Weight: 178 pounds
Date of birth: February 21, 2000
Hometown: Ottawa, Ontario
OHL Draft: Round 1, 16th overall, 2016 Priority Selection
NHL Central Scouting pre-season: B Prospect
NHL Central Scouting mid-term: 38th North American Skaters
NHL Central Scouting final rank: 57th North American Skaters
When it comes to the 2018 National Hockey League Draft and defencemen available from the Ontario Hockey League, this season is no different then any other. There are three distinct groups: those projected to go in the first round, the next group, and those that will get drafted but have a tough road to the NHL. Kitchener Rangers’ blueliner Giovanni Vallati is in that second group.
Depending on who you ask, Evan Bouchard, Rasmus Sandin, Kevin Bahl and Ryan Merkley are in that first group. The next wave is made up of Vallati, Declan Chisholm, Nico Gross and Sean Durzi. Vallati has the benefit of a deep playoff run although that is not reflected in NHL Central Scouting’s rankings as their list was finalized long before the playoffs ended. Yet they still managed to drop him 19 spots from their mid-term rankings to their final rankings.
Vallati played his Minor Midget AAA hockey during the 2015-2016 season with the Vaughan Kings. He played in 64 games and scored 9 goals while adding 27 assists. The Rangers selected Vallati with the 16th overall pick at the 2016 OHL Priority Selection. A year earlier, he was the 17th overall pick by the Gloucester Rangers at the CCHL Bantam Protected Draft.
OHL Central Scouting’s report at the time of the OHL Draft read as follows:
Giovanni is a smooth skating defender that isn’t shy to join the rush when given the opportunity to do so. He is a very strong skater with excellent mobility which allows him to beat a forechecker by himself. His defensive game has really improved since the beginning of the season and he has really simplified his game. He has very good skills and a hard, accurate shot from the point. Giovanni was relied on heavily by his team to help get them into a playoff position and to play in the OHL Cup.
Last season, Vallati joined the Rangers out of camp and had a pretty good season for a rookie defenceman. He played in 59 games for the Rangers and scored 5 goals and 16 assists. He would add two more helpers in 5 playoff games. He also won a silver medal with Canada Black at the World Hockey Challenge Under-17 where he had two assists in 6 games. He would be named to the OHL’s Second All-Rookie Team.

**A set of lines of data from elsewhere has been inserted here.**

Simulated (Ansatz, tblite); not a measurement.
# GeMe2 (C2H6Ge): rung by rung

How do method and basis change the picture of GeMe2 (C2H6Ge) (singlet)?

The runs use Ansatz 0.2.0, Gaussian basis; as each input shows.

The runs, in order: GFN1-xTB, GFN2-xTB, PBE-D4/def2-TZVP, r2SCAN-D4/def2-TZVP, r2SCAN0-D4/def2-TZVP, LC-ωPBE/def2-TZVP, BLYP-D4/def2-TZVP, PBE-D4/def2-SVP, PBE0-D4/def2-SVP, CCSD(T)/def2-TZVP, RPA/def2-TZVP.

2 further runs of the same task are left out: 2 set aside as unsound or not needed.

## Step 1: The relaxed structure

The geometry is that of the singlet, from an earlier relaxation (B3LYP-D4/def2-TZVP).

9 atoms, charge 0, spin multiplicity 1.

The question coming into this season was whether Vallati could take the next step offensively while continuing to improve other aspects of his game. He played in 65 games and scored just 3 goals but added 23 helpers, with 4 more in 19 playoff contests. Still, he managed to finish fourth among first time draft eligible defencemen in scoring behind Bouchard, Merkley and Sandin.
There isn’t much of anything in Central Scouting’s report you could argue with. Vallati is in fact an excellent skater with terrific mobility and very good speed. As mentioned, he can beat the forecheck with his skating alone. But he’s also very good at reading the play and is very capable of making a crisp, clean pass to exit the zone.
In the d-zone, Vallati has shown improvement from year-to-year. He has decent size and uses it well, although he is going to need to add some muscle. Despite that, he wins more then his fair share of battles and will only improve with the added mass. He anticipates extremely well and possesses an active stick – he will close lanes with his positioning or his twig.
Although Vallati plays a very safe game, he uses that same skating ability and decision making in the offensive zone. He is not averse to taking risks, however, he picks his spots. He can pinch to keep the puck in the o-zone. He can move any-which-way to find lanes and set up teammates. He walks the line extremely well and he has a rocket of a shot from the blueline that he takes with a purpose. He gets it through regularly but isn’t always trying to score but put pucks in places where there is going to be a rebound for his teammates. He has shown he can quarterback a powerplay at the OHL level, but the NHL is a different animal.
For Vallati, the draft in June will be interesting to say the least. He has size, the skating and the skill set. For him it’s just a matter of putting it all together. To be more specific, it will come down to whether an NHL team believes they can help him put it all together.
Few have seen Vallati as much as Kitchener Rangers analyst then Mike Farwell of 570 News. I asked Mike if he could share a sentence or two to describe Vallati. This is what he had to say:
I’d describe him as a smooth skater with an excellent first pass and a defenceman who thinks the game well. He picks his spots to pinch and does so very effectively.